BREAKING NEWS

Final Madoff defendant sentenced to six months in prison

NEW YORK - Irwin Lipkin, one of Bernard Madoff's longest-serving employees, was sentenced to six months in prison on Wednesday for falsifying records that helped the imprisoned fraudster carry out his multibillion-dollar Ponzi scheme.
The sentencing before US District Judge Laura Taylor Swain in Manhattan marked the end of the criminal prosecutions stemming from the fraud, more than six years after Madoff's arrest sent shockwaves through Wall Street.
Lipkin, 77, was the Madoff firm's controller from 1964 to 1998. He was the last of 15 defendants who either pleaded guilty or were convicted at trial to be sentenced.

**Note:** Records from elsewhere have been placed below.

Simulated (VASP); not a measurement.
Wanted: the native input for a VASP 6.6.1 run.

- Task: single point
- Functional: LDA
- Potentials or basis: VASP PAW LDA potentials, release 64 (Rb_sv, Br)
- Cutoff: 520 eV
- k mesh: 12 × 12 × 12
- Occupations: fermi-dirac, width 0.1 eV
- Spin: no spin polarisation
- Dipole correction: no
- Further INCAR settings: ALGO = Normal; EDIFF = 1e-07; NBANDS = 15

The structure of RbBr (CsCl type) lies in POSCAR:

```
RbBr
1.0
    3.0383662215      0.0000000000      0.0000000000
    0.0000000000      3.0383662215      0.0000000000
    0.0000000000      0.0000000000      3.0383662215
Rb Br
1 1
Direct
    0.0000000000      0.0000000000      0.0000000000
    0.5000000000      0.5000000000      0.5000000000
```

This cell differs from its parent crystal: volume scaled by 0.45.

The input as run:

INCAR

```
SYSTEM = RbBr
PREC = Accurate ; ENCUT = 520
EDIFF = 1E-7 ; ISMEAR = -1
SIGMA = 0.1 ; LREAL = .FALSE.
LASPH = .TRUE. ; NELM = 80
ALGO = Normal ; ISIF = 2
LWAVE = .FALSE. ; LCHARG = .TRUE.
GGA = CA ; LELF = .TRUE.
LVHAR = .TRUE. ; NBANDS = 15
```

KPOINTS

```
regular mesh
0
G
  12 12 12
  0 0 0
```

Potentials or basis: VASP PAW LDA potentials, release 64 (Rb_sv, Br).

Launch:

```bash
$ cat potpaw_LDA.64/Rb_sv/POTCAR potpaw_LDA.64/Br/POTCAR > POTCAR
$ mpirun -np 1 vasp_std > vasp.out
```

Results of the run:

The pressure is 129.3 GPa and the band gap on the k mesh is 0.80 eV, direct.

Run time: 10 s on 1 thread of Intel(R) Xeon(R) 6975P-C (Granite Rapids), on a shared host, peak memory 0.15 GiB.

Madoff, also 77, is serving a 150-year prison term after pleading guilty in 2009 to masterminding the scheme, estimated to have cost investors $17 billion in principal.
Lipkin pleaded guilty in 2012 but, like other defendants, said he was unaware Madoff was running a Ponzi scheme.
"Smarter people than myself were taken in by him," Lipkin, who was confined to a wheelchair, told Swain on Wednesday.
But Assistant US Attorney David Abramowicz said Lipkin, and others, helped Madoff perpetuate his scheme through their crimes, even if they didn't know the entire truth.
"The lesson we've seen in this parade of guilty defendants is: Bernard Madoff didn't do this alone," he told Swain. "He needed help, and he found it in people like Irwin Lipkin."
Swain said she would have imposed a far longer sentence if not for Lipkin's age and poor health.